Monday, April 4, 2016

Working with Unicode scripts, blocks and categories in Powershell

This March 2016 I was honored to be the author of the monthly scripting competitions at For the contest, I came up with a scenario where the system administrator was tasked to use PowerShell check a given path and identify all the files whose names had letters (not symbols nor numbers) in the Latin-1 Supplement character block.

This scenario came in two versions: one for beginners, where competitors where allowed to write a oneliner, and a one for experts, where I expected people to write a tool (in the form of an advanced function) to do the job.

In both cases I expected people to focus on understanding how regular expression engines use the Unicode character set and to use the best possible syntax to solve the puzzle. That's why I explicitly asked competitors to work with the Latin-1 Supplement character block. That was the key clue that should have pushed people to learn that Unicode is a so large character set that it has been split up in categories: using these categories in your regex expressions makes them more robust.

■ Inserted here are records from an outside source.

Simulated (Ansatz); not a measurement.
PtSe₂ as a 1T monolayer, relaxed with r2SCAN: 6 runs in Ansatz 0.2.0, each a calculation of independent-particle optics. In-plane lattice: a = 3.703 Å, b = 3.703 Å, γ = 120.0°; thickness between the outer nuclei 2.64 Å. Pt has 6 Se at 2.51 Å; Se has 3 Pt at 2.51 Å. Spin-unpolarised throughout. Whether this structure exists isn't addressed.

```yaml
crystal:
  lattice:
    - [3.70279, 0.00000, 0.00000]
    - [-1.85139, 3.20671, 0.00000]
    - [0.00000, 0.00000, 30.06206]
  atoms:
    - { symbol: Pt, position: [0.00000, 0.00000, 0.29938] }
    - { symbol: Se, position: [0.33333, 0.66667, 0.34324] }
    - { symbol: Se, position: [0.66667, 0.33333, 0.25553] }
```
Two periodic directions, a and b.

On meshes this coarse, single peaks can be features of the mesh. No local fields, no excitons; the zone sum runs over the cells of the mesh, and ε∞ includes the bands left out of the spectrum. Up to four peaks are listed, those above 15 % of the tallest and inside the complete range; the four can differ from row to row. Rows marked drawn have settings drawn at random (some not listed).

Let's start looking at some sample answers we got, which is not exactly what I expected:

where {$_.Name -match '[\u00C0-\u00D6]' -or $_.Name -match '[\u00D8-\u00F6]' -or $_.Name -match '[\u00F8-\u00FF]'}

Where {$_.Name -match "[\u00C0-\u00FF]"}

Where {$_.Name -match '[\u00C0-\u00FF]' -and $_.Name -notmatch '[\u00D7]|[\u00F7]'}

Where-Object{[int[]][char[]]$ -gt 192}

.Where({$_.Name -match "[\u00C0-\u00FF]"

if (($LetterNumber -in 192..214) -or ($LetterNumber -in 216..246) -or ($LetterNumber -in 248..255))

where name -Match '[\u0080-\u00ff]'

$_.Name -match '[\u00C0-\u00FF -[\u00D7\u00F7]]'

$_.Name -match '[\u0083\u008A\u008C\u008E\u009A\u009C\u009E\u009F\u00C0-\u00D6\u00D8-\u00F6\u00F8-\u00FF]'

if ($char -notmatch '[a-z]' -and [Globalization.CharUnicodeInfo]::GetUnicodeCategory($char) -match 'caseLetter$')

Where-Object -FilterScript { @('©','¼','½','÷') -notcontains $_.Name -and [regex]::IsMatch($_.Name,"\p{IsLatin-1Supplement}")

($_.Name -match '[\p{IsLatin-1Supplement}-[\x80-\xbf\xd7\xf7]]+')

It's easily said that all these answers are, to varying degrees, impractical to maintain and error-prone for a simple reason: the code points used in the code are not human-readable and than a simple typo can break the code without raising alerts.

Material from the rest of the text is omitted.